Eastmore and Thayer Street also relied upon a letter from Crimson’s counsel sent around the same time as the Letter of Intent referring to the “oral agreement” as having been “voided” by Eastmore and Thayer Street’s alleged breach of the oral agreement.
The Dismissal Decision and Appeal
In a short Decision and Order, Manhattan Commercial Division Justice Barry R. Ostrager dismissed most of CIP’s pleading, but denied dismissal of the second cause of action for breach of oral partnership agreement, ruling: “Neither the Letter of Intent . . . nor the letter from Crimson’s counsel, conclusively establishes a defense to the asserted claims as a matter of law at the pre-answer stage of this litigation” (citations and quotations omitted).

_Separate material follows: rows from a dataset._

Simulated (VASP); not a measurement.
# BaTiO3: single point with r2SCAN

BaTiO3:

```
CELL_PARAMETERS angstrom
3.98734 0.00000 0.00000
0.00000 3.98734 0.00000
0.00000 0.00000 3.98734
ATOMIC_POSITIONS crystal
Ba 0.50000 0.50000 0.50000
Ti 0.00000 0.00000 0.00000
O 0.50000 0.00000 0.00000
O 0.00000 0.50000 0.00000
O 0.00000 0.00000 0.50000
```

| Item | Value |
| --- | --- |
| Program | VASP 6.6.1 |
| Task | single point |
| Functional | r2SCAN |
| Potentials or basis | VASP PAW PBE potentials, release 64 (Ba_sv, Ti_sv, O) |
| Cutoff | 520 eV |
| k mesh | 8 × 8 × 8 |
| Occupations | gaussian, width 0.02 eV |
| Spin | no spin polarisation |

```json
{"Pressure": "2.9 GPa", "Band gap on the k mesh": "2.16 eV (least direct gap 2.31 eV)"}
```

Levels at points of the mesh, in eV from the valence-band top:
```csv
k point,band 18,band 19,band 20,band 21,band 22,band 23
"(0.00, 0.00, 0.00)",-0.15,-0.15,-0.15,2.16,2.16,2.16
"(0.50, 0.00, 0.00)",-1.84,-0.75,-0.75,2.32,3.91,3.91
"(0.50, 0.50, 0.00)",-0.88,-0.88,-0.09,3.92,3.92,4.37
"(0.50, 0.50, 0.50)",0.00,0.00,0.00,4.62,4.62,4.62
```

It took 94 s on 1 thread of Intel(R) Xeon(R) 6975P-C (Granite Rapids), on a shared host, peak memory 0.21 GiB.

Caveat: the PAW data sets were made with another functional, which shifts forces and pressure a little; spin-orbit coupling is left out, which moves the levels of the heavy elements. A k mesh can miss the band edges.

Eastmore and Thayer Street cross-appealed denial of dismissal. You can read the cross-appeal briefs here, here, and here. Though a bevy of issues were raised in CIP’s appeal and defendants’ cross-appeal, we’ll focus only on the oral partnership claim.
The Issue of Partnership Formation
The first issue the appeals court considered was whether CIP sufficiently alleged the existence of a general partnership.
Under New York law, “[w]hen there is no written partnership agreement between the parties [the] [f]actors to be considered in determining the existence of a partnership include (1) sharing of profits, (2) sharing of losses, (3) ownership of partnership assets, (4) joint management and control, (5) joint liability to creditors, (6) intention of the parties, (7) compensation, (8) contribution of capital, and (9) loans to the organization” (Czernicki v Lawniczak, 74 AD3d 1121 [2d Dept 2010]).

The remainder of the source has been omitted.